BEAUTY AND THE BEAST: Naina Balsavar Ahmad enjoys her meal at Maurya Sheraton's Bukhara restaurant.

IF IT is grace personified, it has to be Naina Balsavar Ahmad, the flawless beauty we saw on television in Lakme shampoo advertisements in the late `80s, the one we saw as Miss India in 1976. Naina truly befits her name: with those beautiful, magical, kohl rimmed eyes, unaffected smile and a friendly attitude towards one and all. She is at Maurya Sheraton's Bukhara Restaurant in New Delhi. The restaurant that specialises in cuisine of the nomadic tribes of North-West Frontier Provinces surprises you no end, from its ambience to menu. Its rock-finish walls, wooden pillars, copper cooking vessels hung near the wooden roof show the limited utensils used in these humble homes in the NWFP. The interesting part about the restaurant is its 25-year-old special menu that remains unchanged. All the food is cooked in clay ovens, the traditional tandoor. The menu appears written on a round-shaped, glossy slab of wood.

"Oh, that's marvellous," Naina seems to love the wooden menu. "I just love food. Get me anything that you people specialise in," she says. She remembers a fiasco that happened when she was newly married. She cooked for her politician husband Akbar Ahmad, with great care. "I prepared food for him but did not taste it.

When he had the first bite, I looked for a word of appreciation but it never came, till he finished. I was amazed. He asked me if I had tasted what I cooked, politely. Oh Gosh! It had no salt at all!"

She met Akbar at a common friend's party. She recalls, "He had been very polite and a little shy. We understood that we liked each other from the very first meeting. When a formal proposal came from his side, I had no reason to say no. It was so well understood," Naina's beautiful eyes droop like a newlywed coy bride. "I have four grown children now," she laughs to cover up the shyness looming large on her reddening cheeks. And religion in their case "was not a matter of concern. My family members were very liberal, and so were his."

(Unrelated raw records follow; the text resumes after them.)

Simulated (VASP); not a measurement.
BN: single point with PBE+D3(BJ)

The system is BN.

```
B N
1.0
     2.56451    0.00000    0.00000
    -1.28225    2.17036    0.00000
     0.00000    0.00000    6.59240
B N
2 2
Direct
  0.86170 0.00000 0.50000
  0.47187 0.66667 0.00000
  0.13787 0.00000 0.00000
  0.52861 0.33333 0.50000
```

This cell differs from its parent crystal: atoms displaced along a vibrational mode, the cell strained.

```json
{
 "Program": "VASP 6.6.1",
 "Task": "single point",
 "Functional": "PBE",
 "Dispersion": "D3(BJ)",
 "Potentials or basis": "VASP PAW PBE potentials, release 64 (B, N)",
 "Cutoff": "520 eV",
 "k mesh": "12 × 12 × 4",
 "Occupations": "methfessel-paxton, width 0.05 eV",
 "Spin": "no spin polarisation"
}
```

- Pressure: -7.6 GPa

The dim-lit cave-like ambience at the Bukhara by now plays an important part of the conversation, and the visitor gets to know that this restaurant boasts of playing host to innumerable crowned heads, Heads of State and VIPs from across the world. Even the U.S. First Lady, Hillary Clinton, ignoring security measures, insisted on dining at the Bukhara during her visit to Delhi a few years ago. Naina is presented with burrah kabab, tandoori pomfret, and Peshawari kabab - boneless cubes from the leg of lamb seasoned with chilli powder and royal cumin, marinated in a mixture of yoghurt, ginger-garlic paste and malt vinegar, skewered and chargrilled in the earthen oven. Naina relishes the Sikandari raan, which the chef explains is the whole leg of spring lamb, marinated in a mixture of malt vinegar, cinnamon and black cumin, braised in the marinade, skewered, and finished in the tandoor. She is also offered seekh kabab and dal Bukhara. Savouring tandoori naan khasta with malai kofta, tandoori jhinga and vegetarian platter with paneer tikkashe exclaims, "Mmmm, that's dreamy!"

She shares another dream, one that came true twice over: A wildlife resort she always wanted to possess. And now she possesses two, both around Naini Tal, where she contested against N.D. Tiwari long ago. These are Cedar Lodge at Ramgarh, located at 6500 feet overlooking the Himalaya peaks, and Corbett Riverside Resort, which is a kilometre from river Kosi and flanked by cliffs and forests.

Naina is a chef's delight, sporting as she is to try new tastes. She would not say `no' to food, and is ever ready to taste "something new". A glass of masala-lassi for good digestion is what she tries last. "Look, how much weight I have gained. It's only because of my being a great foodie," she says, recalling that during her preparation for Miss India, she had to be very careful about her diet and routine. "Fresh juices, light food are what we had to eat those days." And entered the contest "just like that". Those were the days before colour TV. "My folks at home gathered to see me on black and white television," she chuckles. She is now a jewellery designer, using Moghul patterns. These days one might also see her at some cosmetics shop, on a buying spree for her new venture, a beauty parlour.

"I just can't sit at home doing nothing. There is a lot to do in this world and we have only one life," she exclaims.